On this day in 1974, President Richard Nixon announces his resignation from office. He’d been facing impeachment and possible criminal charges related to the Watergate scandal. His successor, President Gerald Ford, would soon grant the former President a “full, free, and absolute pardon.”
Americans were irate! Shouldn’t Nixon be put on trial, just as any normal citizen would?
The New York Times blasted the pardon as “a profoundly unwise, divisive and unjust act.” Ford’s press secretary quit. Senator Ted Kennedy called it “the culmination of the Watergate cover-up.” Some people accused Ford of brokering a deal with Nixon. Had Nixon agreed to resign in return for his own pardon?
Needless to say, Ford’s personal popularity took a hit, and his approval rating plummeted.
Ford himself was a bit taken aback. He expected the decision to be unpopular, but he was shocked at the extent of Americans’ outrage. From his point of view, however, the pardon was necessary. In fact, he’d probably more or less known what he was going to do, at least since his first presidential press conference on August 28.
At that press conference, the new President had been ready for questions about the economy or foreign affairs. He got some of those, but he was also overwhelmed with questions about Watergate. Other meetings in the White House kept getting sidetracked on the issue, too. Taken together, such events reinforced his impression that the country could not move on until the issue with Nixon was resolved.
And he knew that the legal proceedings could drag on for months or years.
“I was called upon to spend 25% of my time in the Oval Office listening to the Department of Justice and my White House Counsel as to what I should do with Mr. Nixon’s tapes and papers,” he later said. “I finally decided the only way to spend 100% of my time on the serious problems of the Federal Government and 30 million citizens was to get rid of the time spent on Mr. Nixon’s tapes and papers.”
Ford made the announcement faster than his aides would have preferred. From a public relations perspective, surely nothing was handled correctly. But Ford had made up his mind, and he didn’t want to waste time. The nation needed closure, and it needed it now.
“[The Nixon story] is an American tragedy in which we all have played a part,” Ford told the nation on the morning of September 8. “It could go on and on and on, or someone must write the end to it. I have concluded that only I can do that, and if I can, I must. . . . [I]t is my duty, not merely to proclaim domestic tranquility but to use every means that I have to insure it.”

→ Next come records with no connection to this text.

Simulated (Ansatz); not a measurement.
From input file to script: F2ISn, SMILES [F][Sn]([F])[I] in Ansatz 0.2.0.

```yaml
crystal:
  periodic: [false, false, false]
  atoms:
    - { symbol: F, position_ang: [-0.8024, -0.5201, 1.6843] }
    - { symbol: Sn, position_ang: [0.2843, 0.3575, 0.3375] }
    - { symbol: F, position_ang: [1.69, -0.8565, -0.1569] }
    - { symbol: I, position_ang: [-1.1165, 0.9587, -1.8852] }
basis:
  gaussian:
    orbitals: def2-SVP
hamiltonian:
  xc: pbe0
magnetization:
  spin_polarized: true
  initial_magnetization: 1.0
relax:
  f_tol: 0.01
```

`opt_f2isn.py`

The decision most likely cost Ford election in 1976, but he would finally be vindicated many decades later. In May 2001, the John F. Kennedy Library Foundation presented its Profile in Courage Award to Ford for his “courage in making a controversial decision.”
Ted Kennedy, who had formerly been so critical of the pardon, advocated for the award.
“We now recognize that Ford was there when the country needed him,” Kennedy said. “He was calm and steady at a time of emotional upheaval and disillusionment.”
The country was focused on getting vengeance against Nixon, as an individual. Ford was focused on what was best for the healing and restoration of the nation.
“I have never regretted my decision to pardon Mr. Nixon,” he said in 1995. “It was the right decision when I made it in 1974 and the public today better understands my reasons.”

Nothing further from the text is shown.